Conversion of xhtml data into csv format using dump utility

Hi Unix Gurus,

I tried to convert the attached xhtml table content into csv file using unix shell script (lynx -dump filename) and got the below results:

 
Title ID Owner Priority Estimate Project Change Date Changed By
Complexity Create Date Created By Detail Estimate Total De tail
Estimate Done Feature Group Reference Source Split From Split From ID
Sprint Sprint State Status Story Status Team To Do Old ID Story Team
RR - Bug in m_tgt_fact_org_hierarchy mapping D-04980 Geraldraj S
elvaraj 3 - Could Have 5.00 2012 BI Project 05/23/2012 08:32 Sujith
Mukundan 10/21/2010 14:11 Karthik Iyengar 0.00 0.00 1.3 Ratings
Reporting Custom er Sprint 10 (10 -23 May) Closed Accepte d
RR New User - Password Reset B-38882 Geraldraj Selvaraj 1 - Must Have
3.00 2012 BI Project 02/01/2012 12:49 Administrator 08/12/2011 11:48
Rakesh Sinha 26.00 26.00 6.00 1.3 Ratings Reporting EU Compliance
Request - Counts Generation -ETL Analysis B-38881 Sprint 2 (19 Jan- 1
Feb) C losed Accepted

But I want the output as follows:

Row1:

Title,,ID,Owner,Priority,Estimate,Project,Change Date,Changed By,Complexity,Create Date,Created By,Detail Estimate,Total Detail Estimate,Done,Feature Group,Reference,Source,Split From,Split From ID,Sprint,Sprint State,Status,Story Status,Team,To Do,Old ID,Story Team
 

Row 2:

RR - Bug in m_tgt_fact_org_hierarchy mapping,,D-04980,Geraldraj Selvaraj,3 - Could Have,5.00,2012 BI Project,23/05/2012,Sujith Mukundan,,21/10/2010,Karthik Iyengar,0.00,0.00,,1.3 Ratings Reporting,,Customer,,,Sprint 10 (10 -23 May),Closed,Accepted,,,,,
 

Row 3:

RR New User - Password Reset,,B-38882,Geraldraj Selvaraj,1 - Must Have,3.00,2012 BI Project,01/02/2012,Administrator,,12/08/2011,Rakesh Sinha,26.00,26.00,6.00,1.3 Ratings Reporting,,,EU Compliance Request - Counts Generation -ETL Analysis,B-38881,Sprint 2 (19 Jan- 1 Feb),Closed,Accepted,,,,,

Could you please advice me if there is any option in dump utility to convert the html table content into above expected format? Or else please advise me any other method (unix script) to resolve this.

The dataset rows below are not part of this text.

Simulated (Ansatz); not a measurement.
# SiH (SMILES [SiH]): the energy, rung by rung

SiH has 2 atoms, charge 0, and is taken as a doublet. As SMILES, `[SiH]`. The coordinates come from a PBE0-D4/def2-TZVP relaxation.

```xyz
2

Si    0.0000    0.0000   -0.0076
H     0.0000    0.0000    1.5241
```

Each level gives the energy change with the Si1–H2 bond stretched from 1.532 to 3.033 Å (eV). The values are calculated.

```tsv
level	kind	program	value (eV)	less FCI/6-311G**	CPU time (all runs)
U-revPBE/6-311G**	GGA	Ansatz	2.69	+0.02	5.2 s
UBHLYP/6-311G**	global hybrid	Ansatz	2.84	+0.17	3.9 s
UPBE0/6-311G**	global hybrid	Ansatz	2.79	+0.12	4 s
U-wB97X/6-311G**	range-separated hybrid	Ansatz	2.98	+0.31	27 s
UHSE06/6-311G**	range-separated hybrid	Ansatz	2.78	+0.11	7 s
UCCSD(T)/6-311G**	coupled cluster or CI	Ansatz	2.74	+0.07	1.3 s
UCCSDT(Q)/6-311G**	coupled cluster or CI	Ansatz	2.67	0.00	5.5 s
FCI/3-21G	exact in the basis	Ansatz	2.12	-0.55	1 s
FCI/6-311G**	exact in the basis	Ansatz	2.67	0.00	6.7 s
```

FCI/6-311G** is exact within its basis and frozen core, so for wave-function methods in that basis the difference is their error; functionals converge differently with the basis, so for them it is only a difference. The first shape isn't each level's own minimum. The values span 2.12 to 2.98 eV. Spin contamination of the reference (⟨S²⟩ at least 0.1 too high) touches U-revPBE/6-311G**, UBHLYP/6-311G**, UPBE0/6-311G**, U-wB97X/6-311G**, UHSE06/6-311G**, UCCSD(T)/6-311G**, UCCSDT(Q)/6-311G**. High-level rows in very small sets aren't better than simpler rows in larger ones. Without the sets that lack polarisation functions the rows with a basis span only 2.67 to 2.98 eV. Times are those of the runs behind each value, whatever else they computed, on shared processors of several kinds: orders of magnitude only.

I would highly appreciate your help on this.

Well, can you

cat

the file?
You should also be able to use awk, sed, grep, and other tools.

Hi joeygm

Please refer to the attached file (v4.html) in the original mail.

html is a type of file. But, you should be able to cat or other unix commands on it. So, that is to answer your issue regarding 'other than dump?'

So, what are you trying to extract?
header line?
RR line?
RR - New line?

Always just three items?

joeyg,

Could you please download the v4.html file into your pc and please open it in notepad & that will show you the "cat" of the content.

I am trying to extract the attribute values for all the lines and the number of lines will be more than 50k.

I understand all that, but am trying to get you to explain what you are trying to extract. By attribute, do you mean any line with:

<td class=

why not -dump it with 1300 or more columns (check how many you need) like this

lynx -dump -width=1300 filename.xhmtl >filename.txt

It looks like the dump has fixed width that can easily be imported as a csv-file. Else respond and something can be done to replace the blanks with commas in awk.